After more than a year since the change of government in Afghanistan, international aircraft crossing Afghanistan airspace--which provides revenue to the government--is still low, according to officials.
The Ministry of Transportation and Civil Aviation said 70 to 90 aircraft cross Afghan airspace each 24 hours, which is much less than it was in the past.
The former deputy minister of transportation and civil aviation said that since foreign forces left Afghanistan, aviation companies do not trust Afghanistan airspace.
“International companies don’t consider themselves safe to cross Afghanistan airspace, on other side, air traffic coordination is minimal,” said Imam Mohammad Varimach, the former deputy minister of transportation and civil aviation.
“Various companies and countries especially cargo planes and big planes cross Afghanistan airspace,” said Ghulam Jailani Wafa, the operational deputy minister of transportation and civil aviation.
According to the contract with the UAE’s GAAC company, the company is obliged to purchase equipment and there is optimism that the average amount of aircraft crossing Afghan airspace will increase.

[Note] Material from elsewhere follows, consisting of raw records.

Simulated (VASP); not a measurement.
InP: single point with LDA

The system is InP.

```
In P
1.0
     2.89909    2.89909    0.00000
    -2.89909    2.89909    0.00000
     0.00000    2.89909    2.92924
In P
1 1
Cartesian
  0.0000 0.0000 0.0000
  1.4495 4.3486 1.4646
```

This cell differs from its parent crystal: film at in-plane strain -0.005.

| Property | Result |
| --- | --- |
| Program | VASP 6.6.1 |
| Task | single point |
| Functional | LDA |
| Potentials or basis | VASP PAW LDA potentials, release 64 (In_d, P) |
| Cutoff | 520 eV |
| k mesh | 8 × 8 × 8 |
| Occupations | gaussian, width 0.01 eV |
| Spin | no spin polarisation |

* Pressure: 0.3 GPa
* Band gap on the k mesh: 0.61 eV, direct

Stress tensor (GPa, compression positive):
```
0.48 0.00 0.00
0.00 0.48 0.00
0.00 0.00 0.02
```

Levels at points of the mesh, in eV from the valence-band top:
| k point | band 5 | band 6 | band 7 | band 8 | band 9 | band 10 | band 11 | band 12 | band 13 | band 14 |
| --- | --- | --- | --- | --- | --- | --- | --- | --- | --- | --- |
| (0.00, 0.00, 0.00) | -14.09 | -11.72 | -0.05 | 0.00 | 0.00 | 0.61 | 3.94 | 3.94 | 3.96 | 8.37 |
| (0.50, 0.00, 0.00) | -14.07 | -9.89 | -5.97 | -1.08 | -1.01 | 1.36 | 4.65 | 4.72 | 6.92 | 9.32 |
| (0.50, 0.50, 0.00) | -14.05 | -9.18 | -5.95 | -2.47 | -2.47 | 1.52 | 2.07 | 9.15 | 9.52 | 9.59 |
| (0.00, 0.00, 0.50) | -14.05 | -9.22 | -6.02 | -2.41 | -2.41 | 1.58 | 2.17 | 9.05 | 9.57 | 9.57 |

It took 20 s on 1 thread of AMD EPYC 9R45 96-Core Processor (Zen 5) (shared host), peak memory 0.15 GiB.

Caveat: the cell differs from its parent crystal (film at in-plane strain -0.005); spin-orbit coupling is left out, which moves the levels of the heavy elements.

In addition, the ministry said that in the near future there will be a joint bank account for income from the use of Afghan airspace.
“Money will be in a joint bank account in the United Arab Emirates,” said the operational deputy minister of transportation and civil aviation.
Afghanistan makes $900 for every crossing of Afghan airspace, and GAAC has pledged that the use of Afghan airspace will increase soon.